What to do with your academia dot edu page
Seth Denbo made a clear call for greater awareness of how ‘free’ sites manage/use the information we post to, and the recent Facebook/Cambridge Analytica debacle makes his October 2015 tweet ever the more relevant.
People are horrified that Facebook would sell the data we have voluntarily loaded onto their platform, but we really should have known better. Facebook and other social media platform will behave better when we demand it of them.
When we hand over our data without any guarantees or leverage over the platform, we contribute to a system in which it is easy to abuse the trust and lack of awareness of a population for whom the need to connect on a platform surpasses the need to question the platform.
Facebook behaved much like Google and amazon and LinkedIn and yes, academia dot edu do. The solution to the problem is not the elimination of the platforms or a congressional inquiry – the solution is already before us, as Zeynep Tufekci writes in an op-ed in the NY Times.

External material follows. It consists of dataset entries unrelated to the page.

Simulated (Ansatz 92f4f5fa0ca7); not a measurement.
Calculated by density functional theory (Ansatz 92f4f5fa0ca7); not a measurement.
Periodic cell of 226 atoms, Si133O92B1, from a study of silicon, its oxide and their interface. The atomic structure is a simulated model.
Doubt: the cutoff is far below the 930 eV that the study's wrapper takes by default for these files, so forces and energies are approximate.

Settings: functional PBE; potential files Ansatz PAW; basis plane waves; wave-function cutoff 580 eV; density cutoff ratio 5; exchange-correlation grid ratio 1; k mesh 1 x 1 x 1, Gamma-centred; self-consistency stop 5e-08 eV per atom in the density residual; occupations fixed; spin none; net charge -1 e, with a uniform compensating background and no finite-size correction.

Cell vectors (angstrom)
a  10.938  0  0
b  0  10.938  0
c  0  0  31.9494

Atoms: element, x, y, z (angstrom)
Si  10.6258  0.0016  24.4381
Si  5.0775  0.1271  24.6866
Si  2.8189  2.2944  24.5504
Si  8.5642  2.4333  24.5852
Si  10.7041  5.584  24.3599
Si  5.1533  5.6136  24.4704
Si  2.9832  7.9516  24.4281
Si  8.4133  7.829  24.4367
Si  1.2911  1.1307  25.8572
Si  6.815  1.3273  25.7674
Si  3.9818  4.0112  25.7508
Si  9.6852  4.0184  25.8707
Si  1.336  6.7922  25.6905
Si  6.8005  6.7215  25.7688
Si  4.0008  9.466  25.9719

If nothing else, the Cambridge Analytica/Facebook/data privacy issue should incentivize us to become more knowledgeable about the many platforms we use, and before we demonize Mark Zuckerberg, it would behoove us to understand how we contribute to their existence. There was a hilarious moment in the hearing when Orrin Hatch asked MZ how/why Facebook remained free. The look on MZ’s face when he answered “senator, we run ads” was priceless. Yes, Facebook runs ads, and as long as we don’t want to pay for the service, we will be the product.
This does not mean that social platforms like facebook and academic dot edu can’t be valuable social interaction sites – just ask any social movement coordinator or indigenous archivist for whom the free platform is the most effective at connecting their community; but we need to be aware that what is a community from one perspective, is a database from the other [props to Ian Bogost for the best tweet of the week] .
We need to understand that we can “own” our data – whatever that means, but that if we use a free social media platform, our data will be monetized somewhere else. It may be aggregated, it may not be. And we need to understand that social media is not the only place where we are being digitally monitored. That chip in our passport, our credit card, our smart fridge, our cell phone – we now exist on a tidal-wave of bits that constitute the digital infrastructure of our lives.
The alternative is not to throw away all our devices and live in a cabin in the woods, the alternative is to interact with the technology in informed ways, and to ask more from that technology, and maybe, at some point, be willing to pay for it. As Genevieve Bell articulated so clearly in the last of her four Boyer lectures, privacy will be the ultimate luxury in our digital future.
So what should you do with your academia dot edu profile? I am keeping mine super lean, and will post links to my published papers on my own webpage. I am not taking the bait no matter how many emails they send me saying “you may be missing on more than you realize”. Academia dot edu is a for profit social media platform, and it will both use your data and ask you to pay for what it offers – which is not much.